The Monrovia company surprised investors last week with strong quarterly earnings, at a time when many companies are struggling under the effects of the downturn.

Aerovironment beat analysts’ expectations with income of $5.8 million, or 27 cents per share, on revenue of $76 million in the fiscal fourth quarter ended April 30.

The company designs and manufactures small, unmanned aircraft used primarily for military reconnaissance, and also develops advanced battery systems. Founded in 1971, Aerovironment has consistently produced double-digit percentage growth since going public in early 2007 due largely to the recent popularity of its lightweight Raven aircraft, which has been used extensively by troops in Iraq and Afghanistan.

With the recent growth spurt, the company has put out want ads in an effort to hire as many as 100 employees.

The company’s management last week predicted revenue would grow in the coming year by up to 22 percent. Chief Executive Tim Conver cited “growing opportunities” for its products due to “the U.S. government’s recent commitments to increase the emphasis on soldier systems and intelligence, and surveillance and reconnaissance within the Department of Defense.”

So-called unmanned aerial vehicles, or UAVs, have become increasingly popular with the government since the planes, often outfitted with cameras and global positioning systems, provide critical intelligence without putting soldiers in harm’s way. The company has secured numerous contracts with the military and has a funded backlog of more than $114 million.

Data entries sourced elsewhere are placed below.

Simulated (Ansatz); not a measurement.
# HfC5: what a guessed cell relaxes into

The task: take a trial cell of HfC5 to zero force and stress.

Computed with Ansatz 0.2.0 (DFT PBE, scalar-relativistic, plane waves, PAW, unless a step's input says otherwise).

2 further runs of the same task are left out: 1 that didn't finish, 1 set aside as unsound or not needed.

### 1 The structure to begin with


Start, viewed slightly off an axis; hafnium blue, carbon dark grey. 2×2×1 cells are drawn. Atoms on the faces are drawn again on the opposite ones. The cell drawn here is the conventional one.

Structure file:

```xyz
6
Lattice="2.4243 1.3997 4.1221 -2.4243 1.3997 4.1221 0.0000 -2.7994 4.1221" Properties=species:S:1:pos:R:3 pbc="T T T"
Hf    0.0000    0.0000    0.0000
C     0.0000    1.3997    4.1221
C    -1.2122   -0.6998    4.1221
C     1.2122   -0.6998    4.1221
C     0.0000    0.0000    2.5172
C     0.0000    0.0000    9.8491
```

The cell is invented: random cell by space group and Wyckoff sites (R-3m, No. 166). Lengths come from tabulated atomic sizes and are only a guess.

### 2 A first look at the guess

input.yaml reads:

At the same time, the planes have hit the mainstream: Aerovironment’s Wasp aircraft was recently featured in the Hollywood film “Eagle Eye.”

The company derives nearly 15 percent of its revenue from advanced, quick-charge electric battery systems, which management expects to become more important in the coming months since the government has indicated that it will make electric vehicle development a greater national priority.

For the quarter, revenue from the electric battery segment was $10.6 million, up more than 25 percent from the previous year.


Energy advantage

Analysts, too, expect the battery division to take off.

“Over the next few quarters we expect electric vehicle efforts to begin attracting a significant amount of attention,” said John Roy, an analyst with Janney Montgomery Scott LLC, in a research report. “With the Obama administration pushing hard on battery technology and development, Aerovironment is well-positioned to take advantage of the funding.”

Still, Roy said he has become more concerned about the company’s expected increase in operating expenses for fiscal 2010, and he reduced his expected earnings per share from $2.37 to $1.83.

The company’s stock surged by more than 11 percent after the earnings announcement, but shares settled as investors examined the company’s long-term outlook. Shares closed June 25 at $28.50, about where they were before the June 23 announcement.

A number of analysts in addition to Roy cut their earnings estimates. Michael Ciarmoli of Boenning & Scattergood Inc. and Troy Lahr of Stifel Nicolaus & Co. Inc. said research and development costs, plus related tax liabilities, could be greater than anticipated.

Howard Rubel of Jefferies & Co. said he expects 2010 earnings to “be particularly lumpy.”